Definition of Postmodernism

                Postmodernism in theory can't be defined.  Trying to summarize postmodernism in a definition would undermine the very idea of postmodernism.  The word embodies the most recent cultural movement.  It is based on a horizontal hierarchy of gaining knowledge and the push toward more comprehensive thinking.  Horizontally structured knowledge is a way of stating there is less weight put on who is giving the information and their credentials.   Instead postmodern thought gives equal credibility and authority to everyone.  Before the Postmodern movement there was the modernist movement.   Modernism gave the highest priority of determining truth to empirical knowledge.  Science was the end of the argument in modernist social groups.  Society regarded its purpose and goals based on indisputable fact.  In a postmodern society people find that knowing facts and hard data gives little comfort to our higher purpose on this earth and in this universe.  Postmodern thinking attacks issues from many viewpoints and doesn't allow for any overarching truths, since every individual has his own application of truth.  All of the information is essentially relative.  One individual's opinion is just that, an individual opinion.  A person has no obligation to consider another argument for truth in so much they let it.  As the sentence is unpacked in the next section keep in mind the overriding themes of postmodernism; horizontal credibility and comprehensive thinking, all from the aspect of relative communication between individuals.

The Sentence

                The point of writing sentences, paragraphs, essays and stories is to communicate individual opinions to the masses.  The crucial questions for any work of writing: Is this idea important?  Who says it's important?  Why should the idea be shared?  With the postmodern frame of mind the importances of ideas individually and corporately rival each other.  The individual has absolute authority and other outside influences have no authority.  Individual ideas are regarded with utmost importance.  For instance, someone might believe that there is a God and another might claim there is no God.  To each individual their view is of highest significance, when they communicate their idea about God there is no regard for the opposing view.  The progression of knowledge is individually selected.  If understanding is mostly level in a postmodern viewpoint then naturally; who decides in the end what in important and what is not? 

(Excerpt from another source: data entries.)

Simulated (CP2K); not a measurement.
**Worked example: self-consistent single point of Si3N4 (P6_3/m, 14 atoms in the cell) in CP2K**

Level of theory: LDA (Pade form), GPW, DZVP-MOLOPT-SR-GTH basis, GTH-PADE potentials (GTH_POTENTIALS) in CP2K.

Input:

"You may have two degrees, but I read an article on Wikipedia once" (Sherill, 2008).  As this quote illustrates postmodernism doesn't give authority to one person's opinion over another, despite the years of traditional schooling or similar credibility this person may have acquired.  This brings into the debate not only does this sentence serve a logical purpose, but who says what is logical and what a legitimate purpose is?  To a certain individual it may serve a great purpose, even if that purpose is to make logic out of something illogical.  To another individual the sentence may have no significance and thus be a waste of words on a page.  The problem is no one can give more authoritative influence to end the stale-mate of opinions.  There are no points for applying scholarly and universal thinking; just having an opinion is good enough for Postmodernism. 

Finally bypassing the questions of importance; why should the idea even be shared?  The purpose for sharing ideas, and arguably the reason for language, is to change the opinion of both the audience and the artist.  This interaction between individuals and society creates a natural evolution of thought and truth.